Background: In the past 15 years, John has served as poetry editor, associate publisher, publisher, and briefly as publisher/CEO of Rosebud magazine, one of the premiere literary magazines in America. The current issue includes poems by Pulitzer Prize winner Alice Walker, a story by W.P. Kinsella (author of Field of Dreams), and a recently-discovered unfinished poem by Jim Morrison of The Doors. The next issue, due out later this summer, includes poems by John Updike and Amiri Baraka, who celebrates his 75th birthday this fall. 

HERE FIRST
featuring John Smelcer's Essay -- "In The Past's Familiar Tongue"

From Library Journal: This anthology of 26 essays is a follow-up to I Tell You Now (1978). The authors, born mostly in the 1940s or after, come from many different tribes. Some are full blood, others mixed; some were raised on a reservation, others weren't; and some are well known, others obscure. They are professors, artists, poets, novelists, playwrights, social workers, and more. Arnold Krupat and Brian Swann assert that the essays reflect not only how many different ways there are to be Indian today but also how many different ways there are to write about these experiences. After a misanthropic description of American life, W.S. Penn admits, "The problem is that I don't really hate America. I hate the fact that what I want America to do is like me." Rex Lee Jim declares, "When I realized that everything matters, I immediately knew that my destiny was completely in my control." Vickie Sears calls writing "a wind" and a "moving in dreamdance." Like the previous anthology, this collection is a valuable contribution to Native American studies and literary scholarship.

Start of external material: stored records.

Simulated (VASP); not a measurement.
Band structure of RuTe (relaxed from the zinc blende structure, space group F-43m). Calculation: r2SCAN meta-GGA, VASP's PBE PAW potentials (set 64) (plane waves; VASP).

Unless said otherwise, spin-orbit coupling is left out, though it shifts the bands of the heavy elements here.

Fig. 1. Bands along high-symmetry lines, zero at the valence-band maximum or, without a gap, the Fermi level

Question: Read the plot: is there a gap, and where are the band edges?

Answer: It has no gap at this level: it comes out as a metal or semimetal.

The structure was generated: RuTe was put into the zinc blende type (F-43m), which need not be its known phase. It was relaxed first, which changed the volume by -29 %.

From Booklist: Growing up Native American is unlike any other experience, although questions of identity and the struggle to find a place in the dominant culture resonate meaningfully to readers from all backgrounds. As Rex Lee Jim, one of the 26 contemporary Native American writers who contributed autobiographical essays to this striking collection, writes, "It's somewhat funny to know that the very personal is also the most common and therefore universal." Like many others, he focuses on the power of language, in his case, a Navajo prayer taught to him by his grandfather. Betty Louise Bell writes that as a child she "trusted words" to save her from the hardships of her poor, semiliterate family. Sherman Alexie's ironic and athletically graceful essay is the most dynamic, but each self-portrait compellingly discloses a unique facet of Native American life and of literature, which preserves memory, makes sense out of suffering, and renders revelations poetic.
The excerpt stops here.